Different parts of Canada achieved responsible government at different times. But responsible to whom?


Usually it is said that responsible government is achieved when an elected assembly, not appointed officials, controls the budget.


it is implied that a mere majority of the members in the elected assembly may control the budget and dominate the government. And that is fine -- what more can we expect except for consensus.


But is having an elected assembly enough?


Just casting votes is not enough.


Just electing a most-popular member in separate FPTP contests is not enough if it means a minute portion of voters can elect the majority that wields power in the assembly.


By saying elected assembly, we assume that most votes will be used to elect assembly members, and that about half of those votes will have elected the majority members.


This happens when FPTP is used if only two candidates compete but as soon as you have three-corned contests, you can see perhaps as few as 5 percent of voters electing a group that can wield power.


I'll show you how this can happen --

100,000 voters (voters who actually vote)

say 25 districts with 4000 voters voting in each


Only two candidates in each -- winner has at least 50 percent plus 1 in each, so each winner elected with 2001 votes,

winners elected with at least 50,025 votes.

then a majority could be composed in the Assembly of just 13 members with a total of 25,013 votes (about a quarter of votes cast overall).

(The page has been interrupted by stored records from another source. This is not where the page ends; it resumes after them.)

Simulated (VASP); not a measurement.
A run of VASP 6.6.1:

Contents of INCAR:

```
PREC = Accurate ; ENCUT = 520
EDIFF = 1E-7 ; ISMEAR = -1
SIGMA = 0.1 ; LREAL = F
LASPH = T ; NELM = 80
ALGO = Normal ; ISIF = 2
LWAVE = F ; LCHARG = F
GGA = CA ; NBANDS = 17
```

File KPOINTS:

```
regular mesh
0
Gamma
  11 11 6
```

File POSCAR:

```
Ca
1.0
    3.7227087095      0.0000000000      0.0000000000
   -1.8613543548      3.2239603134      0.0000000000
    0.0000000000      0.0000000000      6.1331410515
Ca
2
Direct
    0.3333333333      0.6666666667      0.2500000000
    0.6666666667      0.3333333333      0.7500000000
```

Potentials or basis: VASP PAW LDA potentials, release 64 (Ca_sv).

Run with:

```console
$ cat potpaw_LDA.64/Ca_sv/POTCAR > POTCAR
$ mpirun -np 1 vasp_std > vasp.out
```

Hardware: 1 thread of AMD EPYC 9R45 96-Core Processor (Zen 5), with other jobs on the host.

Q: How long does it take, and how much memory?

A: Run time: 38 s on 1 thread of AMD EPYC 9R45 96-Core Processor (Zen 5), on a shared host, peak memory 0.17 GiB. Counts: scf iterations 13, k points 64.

But if three-cornered contests occur in each district, the winner may have as few as 1/3rd of votes plus 1, or 1334 votes

bringing the winners' total to 33,350 votes overall.

then a majority could be composed in the Assembly of just 13 members with a total of 17,342 votes, about 1/6th of votes cast overall.


Where even more run, such as 7 to nine candidates in a single-winner contest, as in many of the wards used to elect the Edmonton city council in 12 separate single-member wards, the winner's share of votes may be as few as 30%.

and then (using the format as above) the winners' share could drop to just 1200 votes in each district, with total winners' share of 30,000,

with the 13-member majority block elected by as few as about 16,000 votes, less than 1/6th of the votes cast.


Plus you have un-competitive contests where it is pretty much known whom will be elected, voter turnout drops and drops till you have as few as less than a third voting, same as the Edmonton city election where only 30.41 percent of eligible voters voted.


With the lower turnout, and where only 1216 of the formatted 4000 voters in each ward actually vote, success in a ward could come with just 364 votes.

If that is done across the 25 districts, it would mean all winners a receive total of just about 9000 votes of the 100,000 eligible voters.

with a majority in the Assembly composed of members who received just 4500 votes, a mere 4.5 percent of the 100,000 eligible voters.


=========================================


Responsible government, or "responsible cabinet government", as it is phrased in Colonists and Canadians, p. 238, was not considered enough back in the 1850s.


In the 1850s Reformers known as the Clear Grits called for a move beyond the British system of responsible cabinet government to a written constitution on U.S. elective lines, with manhood suffrage, vote by ballot, and other measures then considered decidedly belonging to an advanced democracy. ...

These proposals were explained in the Grits' journal William McDougall's North American newspaper in essays particularly addressed to the "Farmers of Canada." (p. 238)

[This McDougall is Sir William McDougall 1822-1905 who was later blocked from performing his official duties by Metis from entering Manitoba in the first Riel Rebellion. Thus he was in some ways similar to Edmonton's Frank Oliver - a reform-minded Liberal whose support for small farmers made him a threat to Metis and First Nations people.

see Montopedia blog "Pantheon of Reformers -- William McDougall ..."]


Manhood suffrage was achieved by 1867 (I think), at least for men older than 20, and secret voting (vote by ballot), by 1874. However Canada still does not have an elected Senate and its constitution is only partially written (not that the U.S. Constitution written as it is is any great thing to copy!)


"By 1851 radicalism had created such a stir in politics that both Baldwin and Lafontaine retired in frustration., leaving the government to their chief lieutenants, Francis Hincks and A.N. Morin. (p. 238)


... George Brown was editor of the Toronto Globe ,which had launched in 1844 and had made into the strongest reform paper in Canada.

"Brown had vigorously opposed the Clear Grit movement chiefly because he believed in the superiority of the British parliamentary system over the U.S. political model."


But when government moved slowly in regard to voluntarism (no public support for the Church), he used the Globe to push the voluntaryist agenda and was soon elected to HofC to push for voluntarism there as an independent reformer.

"Brown and other Upper Canadian voluntaryists become strenuous opponents of Roman Catholic "aggression" in public affairs chiefly in regard to school legislation."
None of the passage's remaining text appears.